The exile from deep Russia to Mexico led the first group of Polish refugees through Los Angeles, where their ship docked on June 25th, 1943. To their surprise, the Americans locked them up in an internment center for the Japanese immigrants, who were perceived as enemies of the state.
After the end of the war and the closing of Santa Rosa colony, only 87 refugees returned to Poland. Most of them emigrated to the United States. Those who settled in Chicago set up the Santa Rosa Club and once a year they gather to reminisce the good old daysto the sounds of music remembered from childhood. Currently, Santa Rosa houses an orphanage run by the Salesians of Don Bosco.
Joanna, who lives in Szczecin, Poland and her father Bogdan, who was the first child born in Santa Rosa take us for a journey to Santa Rosa. It takes a one kind of a journey to find a missing piece of a family puzzle.

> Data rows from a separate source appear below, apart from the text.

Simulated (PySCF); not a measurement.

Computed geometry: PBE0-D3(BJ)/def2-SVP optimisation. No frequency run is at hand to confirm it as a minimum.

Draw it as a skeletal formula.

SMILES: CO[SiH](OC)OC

Here is what Joanna writes in her diary:
“I’ve been hearing about Santa Rosa ever since I was a child. My father was born there. Words like Guadalajara, Guanajuato, Leon were pure poetry to me. Tales of leather chests, of a donkey that bit my dad, of rancheros were the most beautiful fables from the land of spicy dishes and tasty beans. Instead of the usual “and they lived happily ever after”, they ended with “and we’ll also go to Mexico one day”
I knew my family ended up in Mexico because of the war. I read about the deportations, Katyn and Starobielsk, the Anders’ Army. But there was very little information on Santa Rosa. When my grandmother passed away, I realized I knew nothing about my grandfather, besides that he had died in Mexico at the age of 26. After the war, grandma remarried and never spoke a word about her first husband. We don’t even know where he is buried.
I decided to solve the family mystery and I bought tickets to Mexico.
Will we be able to find the grandfather’s grave?
At the airport we were welcomed by Mrs Anna Żarnecka and her grandson DanielaCarlos. The traces I encounter in old albums and diaries only raise more questions.
How did my family really get here? Was it only chance that determined their destiny?
Where did grandpa spend the last days of his life? Our first attempts to find the grandfather’s grave were in vain. But thanks to Anna, we meet more people who can shed light on his story.
I’m hoping to get some information from Gloria Cereño and Celia Zak de Zuckerman, historians and authors of a book on Santa Rosa titled “The Illusory Agreement”
Joining us from Chicago is Teresa Sokołowska, who enjoys reminiscing her childhood years in Santa Rosa. Teresa joins us for the next leg of the journey tracing the mysteries of Santa Rosa. We’re traveling 250 miles out of Mexico City, to Leon where the first train carrying Polish refugees arrived on June 1st, 1943.
I was hoping that in the reminiscings of the three veterans of Santa Rosa, who settled in Leon, I would find the key to the mystery about my grandfather Wierciński. They led us to the church where some Santa Rosa inhabitants are buried and to Don Juanito who was waiting for us under an old tree. As a child he helped his father who worked in the colony. Could he remember the Polish children from so far back?
My journey ends here. As I was following the memories of people whom I met along the way, as I was discovering my family history, I was searching for my own identity. The politicians might have invited the Polish refugees in an act of an illusory agreement but for my family, it was a jackpot in a lottery of life.